Sister of suspect in America’s most famous missing child case says she did right thing
THE sister of a man accused of strangling missing child Etan Patz said reporting the confession years ago was "the right thing" to do, despite officers allegedly failing to follow up on her tip.
Norma Hernandez, the sister of Pedro Hernandez, said she gave information connecting her brother to the disappearance of 6-year-old Etan Patz to a police officer who wrote it down in a little notebook but that was the last she heard of it.
Pedro Hernandez, 51, was charged with second-degree murder on Friday. Authorities say he has confessed in the 33-year-old case of the little boy who vanished from his neighbourhood and changed the way the nation responds to missing children.

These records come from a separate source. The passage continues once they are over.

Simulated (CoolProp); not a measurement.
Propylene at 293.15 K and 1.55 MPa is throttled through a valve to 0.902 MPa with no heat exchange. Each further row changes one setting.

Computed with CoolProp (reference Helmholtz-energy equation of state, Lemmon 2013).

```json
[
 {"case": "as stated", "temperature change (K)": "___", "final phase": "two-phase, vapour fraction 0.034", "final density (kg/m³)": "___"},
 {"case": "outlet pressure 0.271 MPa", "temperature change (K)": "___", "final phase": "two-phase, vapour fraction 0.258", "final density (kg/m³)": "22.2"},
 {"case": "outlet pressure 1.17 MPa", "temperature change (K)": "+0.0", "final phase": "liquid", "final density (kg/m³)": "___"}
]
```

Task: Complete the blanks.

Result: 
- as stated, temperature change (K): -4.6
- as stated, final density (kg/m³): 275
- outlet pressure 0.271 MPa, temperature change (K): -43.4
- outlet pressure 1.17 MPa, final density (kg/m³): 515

Hernandez worked as a stock boy in a small food store on the Manhattan street where Patz was last seen on May 25, 1979, according to court records. According to a charging document, Hernandez told police he "strangled Etan Patz and placed him inside a plastic bag."
Hernandez' 53-year-old sister said she does not remember exactly when she went to Camden police with information from two of her sisters who said their brother confessed in a church prayer group that he had struck a little boy and threw his body in the garbage.
"They both said the same story: My brother confessed in a prayer group from church," Hernandez told Reuters in an interview at her home in Camden, an impoverished city near Philadelphia.
She said she told the officer, "They should check this out."
"Tell the police and they follow it. If not it's not my problem," she said. "I don't have no guilt in my conscience. I thought I did the right thing."
A spokesman for the Camden police could not be reached for comment, but police there told media on Tuesday that this was the first they knew of Norma Hernandez' claim.
Pedro Hernandez' defence attorney has said his client suffers from a history of hallucinations.
Hernandez said her family members are now squabbling over who said what and when. She said she has seven sisters and would not say which ones told her about their brother's alleged confession.
"This family is going to break apart. Everything is changed," she said. "We're not going to have any family."
Hernandez said she used to take her brother to dinner sometimes and last saw him about six months ago. Authorities say he was living in nearby Maple Shade, New Jersey with his wife and daughter.
Patz's highly publicised disappearance prompted President Ronald Reagan to sign into law the Missing Children's Assistance Act in 1984, sparking the start of a non-profit missing children's centre and triggering enormous changes in the way police and the public respond to reports of missing children.
Patz was one of the first missing children whose face appeared on a milk carton appealing to the public for information on his whereabouts.
Last week New York Police Commissioner Raymond Kelly said Hernandez confessed during a videotaped interview that he strangled the boy in the store's basement, placed his body in a bag and dumped it in the trash. Apart from the confession, however, Kelly said police have no physical evidence.
The break in the case came a month after the FBI and New York Police excavated a basement in a neighbourhood building which failed to yield clues but prompted a tip about Hernandez, who had told family members as far back as 1981 that he had killed a child in New York, Kelly said.